Now, Barnett was a questionable hire to begin with. But rather than supporting him, Colorado hung him out to dry and left him holding the bag for things that resulted from both a campus culture that the administration allowed to get out of control AND the mess that Rick Neuheisel left behind.

This included the Katie Hnida situation, as Neuheisel figured putting a person on the football team who couldn't play a lick because she was female was the "progressive" thing to do.

Well, Barnett heaped the blame for "creating a culture of misogyny" that resulted in Hnida's vague and hardly pursued (because she never filed charges) rape allegations.

Now, even if Hnida's story was true (she was clearly disgruntled at a Barnett for refusing to allow her to kick in a game, but the coach couldn't kick her off the team that Neuheisel had placed her on for fear of a gender discrimination lawsuit), her accusations were made against PLAYERS WITH QUESTIONABLE BACKGROUNDS THAT NEUHEISEL HAD BROUGHT INTO THE PROGRAM.

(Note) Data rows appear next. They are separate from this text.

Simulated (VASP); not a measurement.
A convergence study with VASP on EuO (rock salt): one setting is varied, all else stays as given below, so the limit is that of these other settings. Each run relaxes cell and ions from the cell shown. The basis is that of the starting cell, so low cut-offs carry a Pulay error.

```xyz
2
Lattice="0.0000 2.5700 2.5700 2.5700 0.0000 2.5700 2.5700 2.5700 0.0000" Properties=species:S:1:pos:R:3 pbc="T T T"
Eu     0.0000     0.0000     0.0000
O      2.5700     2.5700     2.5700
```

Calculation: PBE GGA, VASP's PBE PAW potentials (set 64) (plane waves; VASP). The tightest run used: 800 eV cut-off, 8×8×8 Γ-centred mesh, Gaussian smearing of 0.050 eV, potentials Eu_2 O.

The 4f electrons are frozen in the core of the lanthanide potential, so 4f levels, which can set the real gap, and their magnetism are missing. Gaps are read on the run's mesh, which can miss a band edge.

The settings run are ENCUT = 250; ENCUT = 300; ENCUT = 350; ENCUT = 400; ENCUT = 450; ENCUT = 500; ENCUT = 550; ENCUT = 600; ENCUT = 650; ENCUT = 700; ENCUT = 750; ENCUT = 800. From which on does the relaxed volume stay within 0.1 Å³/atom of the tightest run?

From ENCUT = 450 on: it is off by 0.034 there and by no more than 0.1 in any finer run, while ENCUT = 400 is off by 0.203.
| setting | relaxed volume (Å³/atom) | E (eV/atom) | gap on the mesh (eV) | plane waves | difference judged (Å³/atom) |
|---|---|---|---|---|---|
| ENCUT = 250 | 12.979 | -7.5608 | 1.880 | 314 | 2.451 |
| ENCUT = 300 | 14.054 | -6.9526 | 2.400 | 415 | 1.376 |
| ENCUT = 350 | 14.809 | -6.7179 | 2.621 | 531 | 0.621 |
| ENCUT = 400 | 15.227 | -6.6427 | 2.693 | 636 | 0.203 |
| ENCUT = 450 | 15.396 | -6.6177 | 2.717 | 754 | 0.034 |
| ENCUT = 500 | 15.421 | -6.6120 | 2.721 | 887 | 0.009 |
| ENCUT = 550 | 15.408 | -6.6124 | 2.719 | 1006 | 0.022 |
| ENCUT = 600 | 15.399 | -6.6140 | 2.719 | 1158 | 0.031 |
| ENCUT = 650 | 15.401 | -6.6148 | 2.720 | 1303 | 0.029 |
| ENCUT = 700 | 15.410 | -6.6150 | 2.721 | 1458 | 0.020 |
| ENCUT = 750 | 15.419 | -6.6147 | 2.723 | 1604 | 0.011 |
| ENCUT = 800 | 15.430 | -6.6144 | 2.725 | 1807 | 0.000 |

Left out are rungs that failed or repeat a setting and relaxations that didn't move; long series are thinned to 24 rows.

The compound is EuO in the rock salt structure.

So exit Barnett, who was depicted in the local and national media as a rape enabler, and enter another Neuheisel type with the promise of how being a progressive Xs and Os passing game genius means you can win football games against the dim bulb good ole boys without bothering with stuff like recruiting or having a competitive mentality.

Dan Hawkins.

Hawkins took over a program that was at least competitive, reaching bowl games in six of seven seasons, and has since gone 16-33.

Barnett defenders point out that his tenure suffered from scholarship losses due to NCAA sanctions over Neuheisel's tenure. Even if that was true, there was no excuse for getting blown out 54-38 (and it wasn't that close!) by 5-7 TOLEDO.

After that game, pundits stated the Rockets appeared to have more talent than Colorado did. And Hawkins admitted having made "mistakes" in recruiting.

This is what happens when Berkeley-wannabe universities make hiring decisions in order to project an "we are so not a football factory!" image instead of winning football games.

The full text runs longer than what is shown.